Posted on 07/21/2009 11:54:55 AM PDT by nickcarraway
I would never trust a Big Brother device or service like the Kendall, iPod, or iTunes. I’ll read books and listen to music I download myself on p2p networks on my netbook.
precisely why we cannot allow ink and paper to vanish
I’m not so much bothered by the length, but it’s hardly arbritrary.
Didn’t Disney lobby Congress heavily over the “Winnie the Pooh” copyrights, which were to revert to A.A. Milne’s descendents in the 1990s?
That intellectual property is worth BILLIONS.
If the seller provided me a hardcopy of the books I bought I would buy a Kindle today. However, as long as it is totally digital with no hardcopy, I will never buy one. I want to be able to resell my property, and I have yet to see a legal way to do that with a Kindle.
Now here's something about the Kindle that I really don't like. Amazon can access your device w/o your permission!
Hmmmm. Can having a TOS document that people sign off on supersede the law? My understanding is that it can’t.
There is nothing in the terms that gives them the right to delete the books though, that’s the thing.
If it was in there, we could just say it’s not good business practice...but Amazon violated their own terms of service.
Does this bug anyone besides me?
First it was, "Our requests to interview Mr. "X" were denied."
Then it was, "Our phone calls were not returned."
Now it's "No one answered the e-mail."
What's next? "Our tweets were ignored?"
Talk about blaming someone else because you're a bad reporter.
Copyright terms vary by country. That’s what tripped up the vendor of public domain works. Orwell’s books are out of copyright in Canada but not in the US.
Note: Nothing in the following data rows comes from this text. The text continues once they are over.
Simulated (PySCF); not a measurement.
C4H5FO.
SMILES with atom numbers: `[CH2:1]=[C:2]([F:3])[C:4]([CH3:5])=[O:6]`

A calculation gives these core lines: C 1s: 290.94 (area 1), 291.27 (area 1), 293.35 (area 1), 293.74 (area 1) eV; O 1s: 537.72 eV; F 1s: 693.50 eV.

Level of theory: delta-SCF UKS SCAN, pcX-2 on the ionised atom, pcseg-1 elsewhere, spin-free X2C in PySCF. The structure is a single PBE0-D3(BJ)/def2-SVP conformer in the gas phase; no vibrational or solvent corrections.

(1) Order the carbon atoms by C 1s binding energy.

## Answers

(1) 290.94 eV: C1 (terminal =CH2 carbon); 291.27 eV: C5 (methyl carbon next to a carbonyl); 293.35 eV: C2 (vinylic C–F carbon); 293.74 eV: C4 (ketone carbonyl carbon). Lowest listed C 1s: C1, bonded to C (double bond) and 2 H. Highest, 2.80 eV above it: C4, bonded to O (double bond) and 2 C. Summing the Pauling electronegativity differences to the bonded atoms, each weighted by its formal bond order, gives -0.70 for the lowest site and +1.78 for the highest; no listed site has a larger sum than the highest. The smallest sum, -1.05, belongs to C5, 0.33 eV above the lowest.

Thanks to the Mighty Mickey, nothing will ever again pass out of copyright in the US.
Kendall uses .pdf right?
I’d back up anything on it, especially now that you know they can remotely access your files, read them, and delete them.
Hell, I’d burn the thing.
It’s considered a legal contract, as long as it doesn’t break the law.
Nothing they (Amazon) did appears to break the law (specifically, COPYRIGHT LAW, which is notoriously protective of the copyright holder).
In any Kindle dictionary, the word ‘gullible’ is missing!
I haven’t read the TOS, but if they had a clause saying that they have the responsibility/right to respect and enforce copyright law, then deleting it from the Kindle would be legal, specific performance.
Heck, they might not even need that clause, since they are bound to obey copyright law anyway?
bookmark
Technically I suppose it's in the same category as stolen merchandise. A thief can't legally sell it, and even somebody that pays money for it doesn't technically "own" it. It still belongs to the rightful owner.
Now, if they were physical books it's just wildly impractical to go out and recover every copy, and I don't suppose any such thing would ever happen. They could "ask" for them back but that's about all. But in this case, it's just an entry in a database that goes "poof". They do it because they can.
I don't have any real heartburn over this. They made a mistake and they're owning up and fixing it. Not a big deal to me.
I guess laws in my state laws are different. Theft is illegals, as is trespassing on private property.
Unfortunately, the presentation of public-domain material can itself be copyrighted. The company that pulled Kindle’s plug on Animal Farm likely has copyrighted the formatting and other aspects of a particular presentation; Amazon cannot just “photocopy” their publication of the public-domain work and sell that without license or compensation.
Sure it does. If my new idea involves using an identifiable part of your work in a new way (i.e. sampling the bass line of your hit song) then I'm in trouble.
Kindle files can be backed up locally too... No sweat. It mounts like an external USB device on your computer.